The Victorians could smile at outlandish items of documented Norman meals (boar's head, swan, mallard, teals roasted, pasties of pork, etc.), but it must be said that their own menus may contain items hardly less curious today. In Cassell's Etiquette of Good Society (1886), a list of recommended middle-class dinner-party menus includes the following: stewed pigeons with cherries, salmi of larks, quenelles of rabbit, quails, ragout of sweetbreads, plovers' eggs, ramekins, curried ox-palates, oyster patties, snipe, iced asparagus, and strawberry water. In marked contrast, and no less redolent, are items of the same period in village dinners and other such functions. Here cowheel pie, marrow pudding, pigeon pie, negus, and grog are common entries.
In both Britain and America there has been a clear-cut division between the concept of native or 'home' cooking and the cuisine of the continent of Europe, a distinction clearly reflected in the content and terminology of the hotel and restaurant menu and, in later years, that of the private dinner party. Only in the 1950’s did a trend emerge in British hotels and restaurants to add English translations (and sometimes extensive descriptions) to French menu listings. In American menus, French has appeared only rarely. With the rise of tourism, menus in many parts of Europe have become multilingual. Menus appear in a wide range of style and formats. For major restaurants and hotels, ship's dining rooms, and for special dinners and banquets, they are generally overprinted on preprinted blanks.

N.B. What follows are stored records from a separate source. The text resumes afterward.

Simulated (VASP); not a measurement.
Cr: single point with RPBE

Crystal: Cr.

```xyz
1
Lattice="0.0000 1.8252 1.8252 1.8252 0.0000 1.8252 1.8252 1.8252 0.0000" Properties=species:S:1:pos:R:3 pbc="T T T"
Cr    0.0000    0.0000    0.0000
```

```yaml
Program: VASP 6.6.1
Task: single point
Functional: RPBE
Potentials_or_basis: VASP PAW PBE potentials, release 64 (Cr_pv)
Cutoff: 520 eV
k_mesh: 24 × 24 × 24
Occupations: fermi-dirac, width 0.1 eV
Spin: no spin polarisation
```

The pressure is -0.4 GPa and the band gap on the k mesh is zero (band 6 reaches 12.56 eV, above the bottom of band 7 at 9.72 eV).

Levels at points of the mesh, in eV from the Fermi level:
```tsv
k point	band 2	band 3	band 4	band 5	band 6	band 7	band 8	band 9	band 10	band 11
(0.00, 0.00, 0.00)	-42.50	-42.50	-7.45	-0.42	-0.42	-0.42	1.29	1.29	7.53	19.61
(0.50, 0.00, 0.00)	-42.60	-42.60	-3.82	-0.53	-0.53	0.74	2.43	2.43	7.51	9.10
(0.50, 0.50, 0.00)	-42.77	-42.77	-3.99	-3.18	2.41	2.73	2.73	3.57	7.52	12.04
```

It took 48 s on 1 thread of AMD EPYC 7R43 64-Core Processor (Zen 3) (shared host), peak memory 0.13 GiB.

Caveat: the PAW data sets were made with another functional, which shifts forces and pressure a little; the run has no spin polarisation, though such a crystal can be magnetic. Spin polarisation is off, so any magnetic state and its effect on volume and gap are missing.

For ceremonial occasions (Buckingham Palace, Guildhall, Mercer's and Mansion House dinners, etc.) menus have been printed on silk, with fringing, tassels, and other embellishments, including embossing. In the heyday of the CHROMO (c.1860-1910) large numbers of full-colour pictorial designs appeared. Printed for the most part in Germany, these bore no title (and were thus marketable internationally) and featured flowers, girls, and other decorative elements as title-pieces to the blank area of the design. Many were also embossed and pierced in a more or less intricate frame treatment; in many cases this made them unsuitable for overprinting, which meant that they were completed by hand.
Restaurant and hotel menus are of special value for the historian of food as, in addition to documenting changing fashions in cuisine, they provide direct information on price levels. Menus may encapsulate not only dinners and diners but their designers. Menus designed by Alphonse Mucha, Charles Dana Gibson, H.M. Bateman and Edward Ardizone, are of particular interest, as are those produced for the Double Crown Club in Britain (which, since the club's foundation in 1924, have been designed and printed by members of the club). However, as we show here, it wasn't always the famous who designed exceptional menucards destined to become collectables. 'Special-occasion menus', often bearing the signatures of those present, also hold the interest of many collectors'.